Contains public sector information licensed under the Open Justice Licence v1.0.
Owolabi (Tier 2 - skilled occupations) Nigeria
Factual and Procedural Background
The Appellant, a citizen of Nigeria, entered the UK under the Highly Skilled Migrant Programme in June 2008. Within his existing leave, he applied on 25 November 2009 for leave to remain as a Tier 2 (General) Migrant, a category for skilled workers with a job offer to fill gaps in the UK labour market. The application included a Certificate of Sponsorship (CoS) from the sponsor, Company A, based in Ilford, Essex, indicating the job title as "Field Immigration Administrator" with an occupational code 2419 (Legal professional not elsewhere classified). The CoS detailed the job description, salary (£24,000 per annum for a 35-hour week), and confirmed compliance with the resident labour market test.
On 8 February 2010, the Respondent refused the application because the salary did not meet the minimum rate required for the occupational code 2419 under the Immigration Rules Appendix A. The Appellant appealed, challenging the Respondent's reliance on guidance not specified in the Immigration Rules, the classification of his job, and the refusal to exercise discretion despite purported flexibility in the Tier 2 system.

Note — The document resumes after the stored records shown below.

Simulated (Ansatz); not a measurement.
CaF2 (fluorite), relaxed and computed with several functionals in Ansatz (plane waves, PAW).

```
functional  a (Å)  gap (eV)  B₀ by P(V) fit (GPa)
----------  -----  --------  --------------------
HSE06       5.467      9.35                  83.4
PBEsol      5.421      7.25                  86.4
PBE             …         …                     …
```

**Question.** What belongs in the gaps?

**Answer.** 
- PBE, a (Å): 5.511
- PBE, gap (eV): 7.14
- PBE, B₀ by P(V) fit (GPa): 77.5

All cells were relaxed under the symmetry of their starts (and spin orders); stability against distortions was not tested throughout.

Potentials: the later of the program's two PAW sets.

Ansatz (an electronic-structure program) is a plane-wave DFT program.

The First-tier Tribunal (FTT) dismissed the appeal on 21 April 2010, holding that the Rules allowed no discretion regarding prescribed earnings levels and that the appellant had not demonstrated a mistake in the salary figure. The Appellant sought permission to appeal, focusing mainly on the occupational classification issue.
At the Upper Tribunal hearing, further submissions were obtained, including from the Respondent who acknowledged the possibility that a different occupational code (3520, Legal Associate Professionals) might better fit the Appellant's role. The Tribunal also considered recent Court of Appeal decisions relevant to the legality of relying on guidance and external documents not laid before Parliament.
Legal Issues Presented
- Whether the Respondent's reliance on extraneous guidance and lists (such as the UKBA list of skilled occupations and Standard Occupational Classification (SOC) codes) not laid before Parliament was lawful.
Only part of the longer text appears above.